New Mexico’s New Deal programs worked in concert with the State’s vocational schools to produce countless pieces of furniture and decorative arts to fill public buildings. In New Mexico, that program dovetailed with efforts to revive 18th-century Spanish Colonial traditions. The resulting proliferation of Spanish Colonial–style interior décor cemented New Mexico’s visual identity. Take this trastero (cabinet), for example. It was likely produced in a New Deal workshop employing Hispano artists to recreate Spanish Colonial furniture designs, with an emphasis on certain features and motifs such as those seen here: turned spindles, scalloped edges, rosette carvings, and visible joinery. In this way, the New Deal cultivated a visual vocabulary that has since been perceived as looking characteristically “New Mexican.”
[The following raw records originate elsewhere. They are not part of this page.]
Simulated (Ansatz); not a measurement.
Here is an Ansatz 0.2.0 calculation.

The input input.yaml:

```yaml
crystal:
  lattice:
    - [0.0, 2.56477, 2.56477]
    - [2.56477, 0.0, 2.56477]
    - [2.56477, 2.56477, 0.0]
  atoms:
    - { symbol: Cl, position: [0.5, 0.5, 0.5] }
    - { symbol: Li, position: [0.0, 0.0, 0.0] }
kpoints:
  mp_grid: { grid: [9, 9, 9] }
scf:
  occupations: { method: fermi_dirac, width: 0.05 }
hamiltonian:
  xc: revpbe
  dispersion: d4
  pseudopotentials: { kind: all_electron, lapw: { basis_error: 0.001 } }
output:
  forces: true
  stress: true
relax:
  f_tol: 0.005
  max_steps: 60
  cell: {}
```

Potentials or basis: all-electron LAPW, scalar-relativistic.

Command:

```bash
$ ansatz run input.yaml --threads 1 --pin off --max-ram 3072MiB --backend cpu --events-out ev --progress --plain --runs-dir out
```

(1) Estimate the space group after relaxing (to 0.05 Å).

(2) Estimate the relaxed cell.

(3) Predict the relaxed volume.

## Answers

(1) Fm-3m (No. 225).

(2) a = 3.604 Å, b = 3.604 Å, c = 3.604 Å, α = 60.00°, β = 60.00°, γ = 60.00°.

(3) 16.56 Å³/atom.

This trastero (cabinet) is unique in terms of its design, which draws from the confluence of cultures that is New Mexico. It combines “imported,” traditional Spanish Colonial motifs such as the scalloped border and rosettes carved into the lower part of each front door panel with “local” ideas. By decorating the top half of each panel with images of corn stalks, the artist “Indigenizes” the piece—corn is a crop native to the Americas and it continues to be significant to the Indigenous peoples of what is now the Southwestern United States. Unfortunately, New Deal and associated programs generally categorized woodworkers as “craftspeople” and not artists, and did not credit the maker(s) of this hand-built, original work.
The loose, bold brushstrokes of The Mine have the vigor and vitality of a painting made outdoors (a “plein air” painting). While the location in the picture has not been identified, it is both possible and probable that it depicts the Gallup, NM, area. Herbert Tschudy visited Gallup frequently on the annual trips he made to New Mexico during the first three decades of the 1900s. Handwritten notes on the back of the painting detailing its exhibition history indicate it was made in Gallup. A noticeable and plentiful feature of the Gallup landscape are twisted juniper trees, one of which appears prominently in the foreground of The Mine. Despite the title, the sparsely painted smoke stacks in the painting’s background appear incidental to its primary subject: the dramatic natural features and dynamic sunset colors of the high desert landscape. Because the artist has no known involvement in the New Deal, it is likely that he donated this piece to the Gallup Art Center based on his relationship to the community.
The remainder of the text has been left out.